The Tories must not revert to reactionary right-wing tendencies, a vice chairman of the party has said.
Chris Skidmore said EU withdrawal should not be allowed to lead to an “extremist” approach to all other policy areas.
He said: “We need to make sure, as a party, that we set out a positive programme for … future governments that also involves making sure we don’t revert to the reactionary tendencies of the right. That we tack to the mainstream.”
Mr Skidmore said the Tories had to be “cautionary about how we approach” Brexit to avoid allowing “a particular faction of the party to then dominate with certain view points in the future”.
Mr Skidmore, who is helping develop policy ahead of the next general election, added that leaving the European Union “doesn’t then give everyone carte blanche … to then suddenly come up with some quite hardline ideas”.

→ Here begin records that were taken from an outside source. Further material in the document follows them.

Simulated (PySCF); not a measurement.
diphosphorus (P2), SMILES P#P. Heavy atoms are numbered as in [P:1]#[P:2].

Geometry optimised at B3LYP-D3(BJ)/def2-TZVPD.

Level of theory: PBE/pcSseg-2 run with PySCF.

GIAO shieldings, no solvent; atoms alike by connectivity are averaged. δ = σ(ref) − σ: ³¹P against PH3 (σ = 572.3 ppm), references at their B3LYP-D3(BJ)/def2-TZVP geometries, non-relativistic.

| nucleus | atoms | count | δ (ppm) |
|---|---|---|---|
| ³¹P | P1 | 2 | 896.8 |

Brexit needs to be handled carefully says Tory vice chairman (Jane Barlow/PA)
Addressing a gathering at the Centre for Policy Studies on Tory renewal, Mr Skidmore said the Tories had to present themselves as moderates who can act for the whole country rather than a “certain segment of it”.
The party vice chairman said the party is facing a crossroads.
“If we see Brexit as … being some kind of Brexit that’s going to lead to, sort of, an extremist approach to all other policy areas … I think there is a real, sort of, crossroads here when it comes to looking at the future of the Conservative Party.”
Mr Skidmore also took a thinly veiled swipe at arch Brexiteers who have criticised the Whitehall machine and called for a tougher line on the Northern Irish border issue
He said that coupling Brexit with “ideas of, somehow … removing ourselves from the Good Friday Agreement, or, somehow attacking the civil service as being, somehow, trying to block Brexit, I think that sort of … tendencies there, I think, are unhelpful.”